This study exploits a design feature of the English testing system to address such concerns. The age-11 “Key Stage 2” tests—administered at the national level and a central plank in student and school assessment—take place over five days in the second week of May each year. The results of these tests are then released in mid-July. The short window between May and July allows me to address the issue of mean reversion: Schools failed in June are failed after the test in May but before the inspectors know the outcome of the tests. Thus the May test outcome for these schools is not affected by the subsequent fail but neither do inspectors select them for failure on the basis of this outcome. See Figure 2 for an example timeline for the year 2005–2006.
This insight enables me to identify credible causal estimates of the short-term effects of a fail inspection. Taking the year 2005–2006 as an example, the question addressed is: For schools failed in September 2005, what is the effect of the fail inspection on May 2006 test scores?

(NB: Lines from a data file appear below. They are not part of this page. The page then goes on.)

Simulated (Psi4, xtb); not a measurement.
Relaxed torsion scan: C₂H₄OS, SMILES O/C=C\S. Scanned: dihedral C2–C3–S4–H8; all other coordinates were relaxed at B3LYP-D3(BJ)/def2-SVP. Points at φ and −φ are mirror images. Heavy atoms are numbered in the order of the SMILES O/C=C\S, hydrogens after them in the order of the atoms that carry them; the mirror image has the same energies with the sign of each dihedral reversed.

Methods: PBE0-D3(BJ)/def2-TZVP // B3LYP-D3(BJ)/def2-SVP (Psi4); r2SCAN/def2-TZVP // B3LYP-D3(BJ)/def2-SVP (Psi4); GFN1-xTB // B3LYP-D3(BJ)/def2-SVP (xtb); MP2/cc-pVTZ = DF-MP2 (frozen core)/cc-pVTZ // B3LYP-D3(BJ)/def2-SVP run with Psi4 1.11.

The evaluation is undertaken by comparing outcomes for schools inspected early in the academic year, September—the treatment group—with schools inspected in June, the control group.26 Schools failed in September have had almost a whole academic year to respond to the fail treatment. The identification problem, that the counterfactual outcome for schools failed in September is not observed, is solved via comparisons with June failed schools. The details of these comparisons are described below (potential remaining threats to the identification strategy are addressed in the robustness section below).
A. Descriptive Statistics
A key question is why some schools are inspected earlier in the year than others. The descriptive analysis in Table 1 helps shed light on this question. This table shows mean characteristics for primary schools inspected and failed in England in the four years 2005–2006 to 2008–2009.27 For each year, the first two columns show means for schools failed early in the academic year (September to November28) and those failed late in the year (from mid-May, after the Key Stage 2 test, to mid-July, before the release of test score results). The former category of schools are the “treatment” group and the latter the “control” group. The first row simply shows the mean of the month of inspection. Given the selection rules for the analysis, these are simply June (between 6.1 and 6.2) and October (between 10.1 and 10.2) for the control and treatment groups, respectively.
The second row, which shows the year of the previous inspection, offers an explanation why some schools are inspected early in the year and others later on. For example, for schools failed in 2005–2006 the first two columns show that the mean year of inspection for late inspected schools is 2000.6; for early inspected schools it is 2000.1.29 This suggests that schools inspected slightly earlier in the previous inspection round are also inspected slightly earlier in 2005–2006. Table 1 shows that this pattern is typical across the different years. Thus Table 1 demonstrates that over the period relevant to this study, the timing of inspections within a given year is related to the timing of the previous inspection and is unrelated to characteristics of the school such as recent test score performance or the socioeconomic makeup of the student body.30
The third, fourth, and fifth rows report the proportion of students receiving a free school meal (lunch), the proportion of students who are white British, and the school’s inspection rating from the previous inspection round. The table demonstrates that for each of the four inspection years the differences in means between the treatment and control schools are small and are statistically insignificant. (The only exception is the previous inspection rating for the year 2008–2009.)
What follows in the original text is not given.